From baafc87e3c7fe20ed29437a7e7b44f9f06f4e974 Mon Sep 17 00:00:00 2001
From: dkf <donal.k.fellows@manchester.ac.uk>
Date: Sun, 7 Feb 2010 09:10:32 +0000
Subject: Upgrade Tcl's hash function to use the FNV-32 algorithm. This is
 marginally faster and gives a bit better distribution of keys (especially in
 large hash tables) but does change hash iteration order.

---
 ChangeLog         | 17 +++++++++++++++++
 generic/tclHash.c | 33 +++++++++++++--------------------
 generic/tclObj.c  | 35 +++++++++++++++--------------------
 generic/tclVar.c  | 38 ++------------------------------------
 4 files changed, 47 insertions(+), 76 deletions(-)

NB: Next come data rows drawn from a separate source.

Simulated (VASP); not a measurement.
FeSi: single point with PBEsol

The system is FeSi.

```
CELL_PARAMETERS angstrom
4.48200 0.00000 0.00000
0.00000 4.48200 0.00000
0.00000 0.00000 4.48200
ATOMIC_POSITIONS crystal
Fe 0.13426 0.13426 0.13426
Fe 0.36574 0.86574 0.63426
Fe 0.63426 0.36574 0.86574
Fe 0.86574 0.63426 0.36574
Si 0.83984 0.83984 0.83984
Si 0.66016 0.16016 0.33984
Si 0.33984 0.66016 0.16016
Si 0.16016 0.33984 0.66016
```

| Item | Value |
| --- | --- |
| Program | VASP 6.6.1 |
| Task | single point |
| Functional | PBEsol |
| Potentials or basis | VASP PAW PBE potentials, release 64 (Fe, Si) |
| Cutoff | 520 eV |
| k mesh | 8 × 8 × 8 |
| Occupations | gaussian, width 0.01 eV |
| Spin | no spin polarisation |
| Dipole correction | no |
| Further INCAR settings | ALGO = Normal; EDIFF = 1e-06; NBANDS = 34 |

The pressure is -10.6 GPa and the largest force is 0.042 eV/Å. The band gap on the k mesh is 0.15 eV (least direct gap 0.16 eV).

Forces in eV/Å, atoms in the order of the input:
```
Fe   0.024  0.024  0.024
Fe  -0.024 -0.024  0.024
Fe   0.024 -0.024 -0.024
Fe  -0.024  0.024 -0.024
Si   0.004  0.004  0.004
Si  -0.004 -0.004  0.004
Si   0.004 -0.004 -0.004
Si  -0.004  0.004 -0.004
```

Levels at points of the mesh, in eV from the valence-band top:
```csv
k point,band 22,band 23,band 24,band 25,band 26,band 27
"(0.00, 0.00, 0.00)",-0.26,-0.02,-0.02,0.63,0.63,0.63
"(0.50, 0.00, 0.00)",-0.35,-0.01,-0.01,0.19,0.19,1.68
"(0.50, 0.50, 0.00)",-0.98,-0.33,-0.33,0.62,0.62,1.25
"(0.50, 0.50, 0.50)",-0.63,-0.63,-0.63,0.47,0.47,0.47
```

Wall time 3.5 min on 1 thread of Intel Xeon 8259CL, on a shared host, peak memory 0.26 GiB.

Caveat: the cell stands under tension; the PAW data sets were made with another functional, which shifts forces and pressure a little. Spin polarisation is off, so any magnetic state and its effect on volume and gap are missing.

diff --git a/ChangeLog b/ChangeLog
index 045d394..ce3e2dc 100644
--- a/ChangeLog
+++ b/ChangeLog
@@ -1,3 +1,20 @@
+2010-02-06  Donal K. Fellows  <dkf@users.sf.net>
+
+	* generic/tclHash.c (HashStringKey):	Replace Tcl's crusty old hash
+	* generic/tclObj.c (TclHashObjKey):	function with the algorithm
+	due to Fowler, Noll and Vo. This is slightly faster (assuming the
+	presence of hardware multiply) and has somewhat better distribution
+	properties of the resulting hash values. Note that we only ever used
+	the 32-bit version of the FNV algorithm; Tcl's core hash engine
+	assumes that hash values are simple unsigned ints.
+
+	***POTENTIAL INCOMPATIBILITY***
+	Code that depends on hash iteration order (especially tests) may well
+	be disrupted by this. Where a definite order is required, the fix is
+	usually to just sort the results after extracting them from the hash.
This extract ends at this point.